Hive count(*) query is not invoking mapreduce - hadoop

I have external tables in hive, I am trying to run select count(*) from table_name query but the query returns instantaneously and gives result which is i think already stored. The result returned by query is not correct. Is there a way to force a map reduce job and make the query execute each time.
Note: This behavior is not followed for all external tables but some of them.
Versions used : Hive 0.14.0.2.2.6.0-2800, Hadoop 2.6.0.2.2.6.0-2800 (Hortonworks)

After some finding I have got a method that kicks off MR for counting number of records on orc table.
ANALYZE TABLE 'table name' PARTITION('partition columns') COMPUTE STATISTICS;
--OR
ANALYZE TABLE 'table name' COMPUTE STATISTICS;
This is not a direct alternative for count(*) but provides latest count of records in the table.

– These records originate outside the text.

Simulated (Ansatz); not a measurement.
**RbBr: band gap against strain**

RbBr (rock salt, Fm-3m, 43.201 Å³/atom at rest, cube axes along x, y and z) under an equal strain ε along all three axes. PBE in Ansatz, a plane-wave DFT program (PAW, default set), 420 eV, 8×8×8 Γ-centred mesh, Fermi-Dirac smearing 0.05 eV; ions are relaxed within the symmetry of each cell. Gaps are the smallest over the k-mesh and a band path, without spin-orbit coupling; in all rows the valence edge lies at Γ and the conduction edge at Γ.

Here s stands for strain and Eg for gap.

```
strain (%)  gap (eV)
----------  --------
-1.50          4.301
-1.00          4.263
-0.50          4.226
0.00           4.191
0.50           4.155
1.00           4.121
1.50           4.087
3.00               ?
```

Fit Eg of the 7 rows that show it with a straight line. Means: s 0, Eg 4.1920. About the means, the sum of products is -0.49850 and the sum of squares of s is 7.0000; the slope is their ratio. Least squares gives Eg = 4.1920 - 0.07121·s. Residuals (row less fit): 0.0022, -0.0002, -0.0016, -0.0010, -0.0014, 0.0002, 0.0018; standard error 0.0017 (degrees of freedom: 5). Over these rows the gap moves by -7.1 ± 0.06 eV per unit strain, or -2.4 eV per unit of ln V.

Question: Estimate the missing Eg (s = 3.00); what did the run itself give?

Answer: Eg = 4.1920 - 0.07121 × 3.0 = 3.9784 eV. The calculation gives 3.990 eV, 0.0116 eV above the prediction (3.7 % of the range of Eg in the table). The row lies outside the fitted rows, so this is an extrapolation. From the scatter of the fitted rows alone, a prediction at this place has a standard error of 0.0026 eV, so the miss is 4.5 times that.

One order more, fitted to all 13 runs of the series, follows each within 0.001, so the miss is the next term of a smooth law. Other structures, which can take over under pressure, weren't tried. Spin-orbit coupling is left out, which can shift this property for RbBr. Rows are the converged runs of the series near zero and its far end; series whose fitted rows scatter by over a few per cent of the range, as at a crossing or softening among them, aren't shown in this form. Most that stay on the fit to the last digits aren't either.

Doing a wc -l on ORC data won't give you an accurate result, since the data is encoded. This would work if the data was stored in a simple text file format with one row per line.
Hive does not need to launch a MapReduce for count(*) of an ORC file since it can use the ORC metadata to determine the total count.
Use the orcfiledump command to analyse ORC data from the command line
https://cwiki.apache.org/confluence/display/Hive/LanguageManual+ORC#LanguageManualORC-ORCFileDumpUtility

From personal experience, COUNT(*) on an ORC table usually returns wrong figures -- i.e. it returns the number of rows on the first data file only. If the table was fed by multiple INSERTs then you are stuck.
With V0.13 you could fool the optimizer into running a dummy M/R job by adding a dummy "where 1=1" clause -- takes much longer, but actually counts the rows.
With 0.14 the optimizer got smarter, you must add a non-deterministic clause e.g. "where MYKEY is null". Assuming that MYKEY is a String, otherwise the "is null" clause may crash your query -- another ugly ORC bug.
By the way, a SELECT DISTINCT on partition key(s) will also return wrong results -- all existing partitions will be shown, even the empty ones. Not specific to ORC this time.

please try the below :
hive>set hive.fetch.task.conversion=none in your hive session and then trigger select count(*) operation in your hive session to mandate mapreduce

Related

One query runs map reduce, the other does not

I have a table inside hive, I want to fetch all data from it. The problem is that:
select * from tbl;
Gives me very different results than:
select count(*) from tbl;
Why is that? The second query seems to be running hadoop map reduce, the first does not - it simply returns the results. The table is not partitioned or bucketed, it's in the text (csv) format.
When you submit a Hive query, Hive converts a query into one or more stages. Stages could be a MapReduce stage, a sampling stage, a merge stage, a limit stage, or other possible tasks Hive needs to do.
select * from table_name;
This query simply scan the entire table and dump the output on screen, therefore you see the different log output on console.
While select count(*) from table_name just scan the Hive meta_information and put the result from their itself. It also don't run any MapReduce job.
You can run below command on Hive console and you will be able to see the entire information.
hive> describe formatted table_name;
Table Parameters:
COLUMN_STATS_ACCURATE true
numFiles xx
numRows xxxxxxxx
In hadoop, aggregation/conditional/arithmetical operations etc required a processing engine to process and execute the result and therefore whenever you submit this type of job, it internally get translated into a MapReduce program, the MapReduce program gets executed on behalf of the query and produce its result to hive and Hive display on your screen and therefore you see a different result.
You can put the EXPLAIN keyword in front of the query to see the query plan and other information.
Please refer Programming Hadoop Book, Chapter 10 to know more about use of Hive EXPLAIN features.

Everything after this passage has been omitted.